Street level
Getting down low puts the viewer right into the scene
From high on the previous four pages to low. These, by the way, are far from being the only choices for strong changes in camera position. I realize, looking back at these three examples, that a lot of the motivation was graphic, in the sense that it was very much about making cleanly organized photographs, which is my style but not everyone’s.

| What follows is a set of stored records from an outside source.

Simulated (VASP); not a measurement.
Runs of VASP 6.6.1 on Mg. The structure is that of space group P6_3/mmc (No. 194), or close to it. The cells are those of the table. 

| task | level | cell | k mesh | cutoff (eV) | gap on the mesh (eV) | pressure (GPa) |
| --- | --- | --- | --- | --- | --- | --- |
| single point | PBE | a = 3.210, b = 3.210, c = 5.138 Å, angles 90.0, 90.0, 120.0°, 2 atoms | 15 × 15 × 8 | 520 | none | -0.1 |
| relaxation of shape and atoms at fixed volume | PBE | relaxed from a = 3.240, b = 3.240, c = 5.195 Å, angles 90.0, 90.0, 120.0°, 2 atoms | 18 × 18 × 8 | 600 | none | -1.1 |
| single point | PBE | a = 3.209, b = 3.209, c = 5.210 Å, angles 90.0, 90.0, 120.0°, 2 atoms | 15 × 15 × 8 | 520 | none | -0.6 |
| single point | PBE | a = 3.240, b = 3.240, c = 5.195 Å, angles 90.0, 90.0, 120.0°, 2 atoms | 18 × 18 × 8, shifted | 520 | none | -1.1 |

However, here there certainly was another issue, which I can best describe as involvement. This has to do with the viewer of your picture. Where do you want him or her to fit into the scene? Overhead views similar to the couple we looked at on the previous pages are almost always detached, and what you gain from unusual and fresh, you could potentially lose in a sense of being there and a part of what’s happening. It’s a phenomenon that many of us have seen afresh with the boom in drone photography. If you have a situation where you want the viewers to feel a part of it, you might want to get close into it.
Lower is closer
For my book TeaHorseRoad, set in southwestern China and Tibet, I had, on this occasion, a team of pack-horses and mules, and their muleteers, at my disposal, so I had a day to think of the best uses to put them to. We were in a 600-year-old town, so the first thing was a recce to find the most interesting old lanes and buildings, and I tried several locations. However, there was something missing about the atmosphere and the feeling of being among horses clattering noisily over ancient cobblestones.
I decided that the strongest sense of being there would be from very, very close, and beneath. Ground level and flat on my back brought the whole thing to life, and also had the practical image-making advantages of filling the frame with horses and men (no empty street foreground) and framing them neatly against that white wall. Anyway, it made it onto the book cover, for all these reasons.